Priozersk (Russian: Приозе́рск,[7] known before 1948 in Finnish as Käkisalmi (Swedish: Kexholm) is a town and the administrative center of Priozersky District in Leningrad Oblast, Russia, located at the northwestern shore of Lake Ladoga, at the estuary of the northern armlet of the Vuoksi River on the Karelian Isthmus. It is served by a station of the same name on the St. Petersburg—Khiytola railway. Population: 18,933 (2010 Census);[3] 20,506 (2002 Census);[8] 20,557 (1989 Census).[9]

History[edit]

The Korela Fortress is the main landmark of Priozersk
Käkisalmi postal cancellation 1921

The main landmark of Priozersk, the Korela Fortress, has historically been the center for the Karelians of the Karelian Isthmus and from time to time the northwestern outpost of the realm of the Russians or the eastern outpost of the realm of the Swedes.

From the Middle Ages, Priozersk was known as Korela to Russians and Käkisalmi to Karelians and Finns. The town was a part of Vodskaya pyatina of the Novgorod Republic. Novgorod taxation documents from 1500 list 183 houses in Korela, suggesting an estimated population of 1,500–2,000. The Swedes captured Korela twice: in 1578 for seventeen years and in 1611 for a hundred years. In the Swedish Empire, the fortress was called Kexholm and the whole region became known as the County of Kexholm. Russia definitively secured the area during the Great Northern War; the town's Swedish name was retained, however, as Keksgolm (Кексгольм). Unfortunately, wars and devastating fires in 1300, 1580, 1634, and 1679 took their toll on the civilian population. Consequently, when the town gained its first court house in 1800, the population was only 400.

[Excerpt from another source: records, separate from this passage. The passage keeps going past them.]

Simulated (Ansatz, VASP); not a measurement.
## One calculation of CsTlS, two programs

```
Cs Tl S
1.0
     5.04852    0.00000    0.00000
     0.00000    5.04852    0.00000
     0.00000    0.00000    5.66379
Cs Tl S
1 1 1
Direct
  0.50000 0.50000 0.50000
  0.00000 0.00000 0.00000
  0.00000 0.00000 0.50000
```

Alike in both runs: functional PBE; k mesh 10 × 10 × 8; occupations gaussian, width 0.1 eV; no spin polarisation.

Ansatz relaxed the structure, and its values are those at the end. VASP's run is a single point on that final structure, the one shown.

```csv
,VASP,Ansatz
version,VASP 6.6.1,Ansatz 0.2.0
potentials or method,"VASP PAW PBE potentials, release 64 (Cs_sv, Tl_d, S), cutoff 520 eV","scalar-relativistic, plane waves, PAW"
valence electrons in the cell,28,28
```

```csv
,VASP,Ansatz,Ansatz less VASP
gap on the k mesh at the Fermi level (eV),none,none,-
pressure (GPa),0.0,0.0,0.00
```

In 1812, as the Grand Duchy of Finland three years earlier had been formed within the Russian Empire, Tsar Alexander I incorporated Keksgolm with the rest of Old Finland (Vyborg Governorate) into an autonomous region. Keksgolm was the smallest city in the governorate. Since 1812, Vyborg Governorate was known as the Viipuri Province. In 1918, Finland became independent. Town's growth was boosted by the construction of the St. Petersburg–Hiitola railway in 1917 and by establishing two big saw mills and a big Ab Waldhof Oy's wood pulp mill in 1929. In 1939, Käkisalmi had a population of 5083. Around the town laid the rural municipality of Käkisalmi, with a population of 5,100. Minorities were Orthodox (946 persons), Swedish, Russian, or German. Total population was 11,129 in 1939.

The Winter War on November 30, 1939 began with the Soviet attack. Eventually, after hard fighting, Finland was forced to cede Käkisalmi and the whole of Finnish Karelia to the Soviet Union by the terms of the 1940 Moscow Peace Treaty. During the Continuation War in 1941–1944, Finland gained back Keksgolm and other territories ceded to the Soviets in 1940. The population returned to rebuild the town, but were again evacuated at the close of World War II.

Keksgolmsky District with the administrative center in Keksgolm was established as a part of the Karelian Autonomous Soviet Socialist Republic (Karelian ASSR) in March 1940.[citation needed] On March 31, 1940, the Karelian ASSR was transformed into the Karelo-Finnish Soviet Socialist Republic.[10] On November 24, 1944, Keksgolmsky District was transferred from the Karelo-Finnish Soviet Socialist Republic to Leningrad Oblast.[5]

On October 1, 1948, Keksgolm was renamed Priozersk[5] as a part of the campaign to rename localities in the areas annexed from Finland. Priozersk was settled with mainly Russians, Belorussian, and Ukrainian migrants, who have since comprised the majority of the local population.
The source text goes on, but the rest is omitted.